Okay to have really unbalanced nodes?

Hi! I just got started with Elastic search, and I've been setting up
nodes virtual machines I have using spare cpu around my existing
setup.

I have about 20 gigs of indexes with 2 copies, so it uses about 60
gigs of space total. I have 6 nodes, but each of them has very
different capacities - 2 have 8 gigs of memory and 4 vcpus, 2 have 14
gigs of memory and 4 vcpus, and 2 have 24 gigs of memory with 14
vcpus! I have the Java ES_MIN and ES_MAX memory set at half of the
physical memory for each box in all cases.

I noticed while running some tests that elasticsearch tends to put
more data on the systems that have more memory. Is this a coincidence
or is it actually looking at the amount of memory available, or the
Java VM size, in determining where to relocate data?

It is a coincidence, though a planned future feature :). Currently, ES, when doing allocation, treats all nodes as equals.
On Tuesday, January 11, 2011 at 2:39 AM, jalano wrote:

Hi! I just got started with Elastic search, and I've been setting up
nodes virtual machines I have using spare cpu around my existing
setup.

I have about 20 gigs of indexes with 2 copies, so it uses about 60
gigs of space total. I have 6 nodes, but each of them has very
different capacities - 2 have 8 gigs of memory and 4 vcpus, 2 have 14
gigs of memory and 4 vcpus, and 2 have 24 gigs of memory with 14
vcpus! I have the Java ES_MIN and ES_MAX memory set at half of the
physical memory for each box in all cases.

I noticed while running some tests that elasticsearch tends to put
more data on the systems that have more memory. Is this a coincidence
or is it actually looking at the amount of memory available, or the
Java VM size, in determining where to relocate data?

If there are more non-equal servers would it be a good strategy to take the
most weak one, setup adequate ES node for it and then divide resources of
the other machines equally? For example if you have machine with 2GB of RAM
and 8GB of RAM then how about running one node on the 2GB machine and 4
similar nodes on 8GB machine? This would not make nodes equal in terms of
used CPUs but at least in terms of used RAM. Does such deployment strategy
make sense?

Regards,

Lukas
Dne 11.1.2011 20:39 "Shay Banon" shay.banon@elasticsearch.com napsal(a):

It is a coincidence, though a planned future feature :). Currently, ES,
when doing allocation, treats all nodes as equals.
On Tuesday, January 11, 2011 at 2:39 AM, jalano wrote:

Hi! I just got started with Elastic search, and I've been setting up
nodes virtual machines I have using spare cpu around my existing
setup.

I have about 20 gigs of indexes with 2 copies, so it uses about 60
gigs of space total. I have 6 nodes, but each of them has very
different capacities - 2 have 8 gigs of memory and 4 vcpus, 2 have 14
gigs of memory and 4 vcpus, and 2 have 24 gigs of memory with 14
vcpus! I have the Java ES_MIN and ES_MAX memory set at half of the
physical memory for each box in all cases.

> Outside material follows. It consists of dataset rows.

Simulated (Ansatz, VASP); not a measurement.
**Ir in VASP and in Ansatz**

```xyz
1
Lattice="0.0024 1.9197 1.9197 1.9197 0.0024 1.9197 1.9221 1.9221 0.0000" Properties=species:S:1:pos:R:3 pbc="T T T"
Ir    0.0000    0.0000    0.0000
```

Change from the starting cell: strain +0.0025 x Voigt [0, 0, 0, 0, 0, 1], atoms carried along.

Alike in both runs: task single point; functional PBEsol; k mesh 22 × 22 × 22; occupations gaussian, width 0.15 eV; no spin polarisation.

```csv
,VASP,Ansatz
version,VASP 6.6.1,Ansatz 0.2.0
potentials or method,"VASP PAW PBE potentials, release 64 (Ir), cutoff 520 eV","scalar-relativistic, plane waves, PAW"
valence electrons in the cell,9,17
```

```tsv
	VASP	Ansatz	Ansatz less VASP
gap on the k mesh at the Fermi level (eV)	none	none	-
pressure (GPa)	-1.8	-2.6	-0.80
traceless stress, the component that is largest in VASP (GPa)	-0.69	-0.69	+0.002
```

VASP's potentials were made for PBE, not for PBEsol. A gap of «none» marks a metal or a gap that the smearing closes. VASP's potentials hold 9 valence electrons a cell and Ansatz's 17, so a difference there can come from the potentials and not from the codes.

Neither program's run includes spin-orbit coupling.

I noticed while running some tests that elasticsearch tends to put
more data on the systems that have more memory. Is this a coincidence
or is it actually looking at the amount of memory available, or the
Java VM size, in determining where to relocate data?

Yes, it does, you can certainly run more than one node on a machine. The only thing missing in that design is for ES to make sure that replicas are not allocated on the same machine, not node.
On Wednesday, January 12, 2011 at 1:14 PM, Lukáš Vlček wrote:

If there are more non-equal servers would it be a good strategy to take the most weak one, setup adequate ES node for it and then divide resources of the other machines equally? For example if you have machine with 2GB of RAM and 8GB of RAM then how about running one node on the 2GB machine and 4 similar nodes on 8GB machine? This would not make nodes equal in terms of used CPUs but at least in terms of used RAM. Does such deployment strategy make sense?
Regards,
Lukas
Dne 11.1.2011 20:39 "Shay Banon" shay.banon@elasticsearch.com napsal(a):

It is a coincidence, though a planned future feature :). Currently, ES, when doing allocation, treats all nodes as equals.
On Tuesday, January 11, 2011 at 2:39 AM, jalano wrote:

Hi! I just got started with Elastic search, and I've been setting up
nodes virtual machines I have using spare cpu around my existing
setup.

I have about 20 gigs of indexes with 2 copies, so it uses about 60
gigs of space total. I have 6 nodes, but each of them has very
different capacities - 2 have 8 gigs of memory and 4 vcpus, 2 have 14
gigs of memory and 4 vcpus, and 2 have 24 gigs of memory with 14
vcpus! I have the Java ES_MIN and ES_MAX memory set at half of the
physical memory for each box in all cases.

I noticed while running some tests that elasticsearch tends to put
more data on the systems that have more memory. Is this a coincidence
or is it actually looking at the amount of memory available, or the
Java VM size, in determining where to relocate data?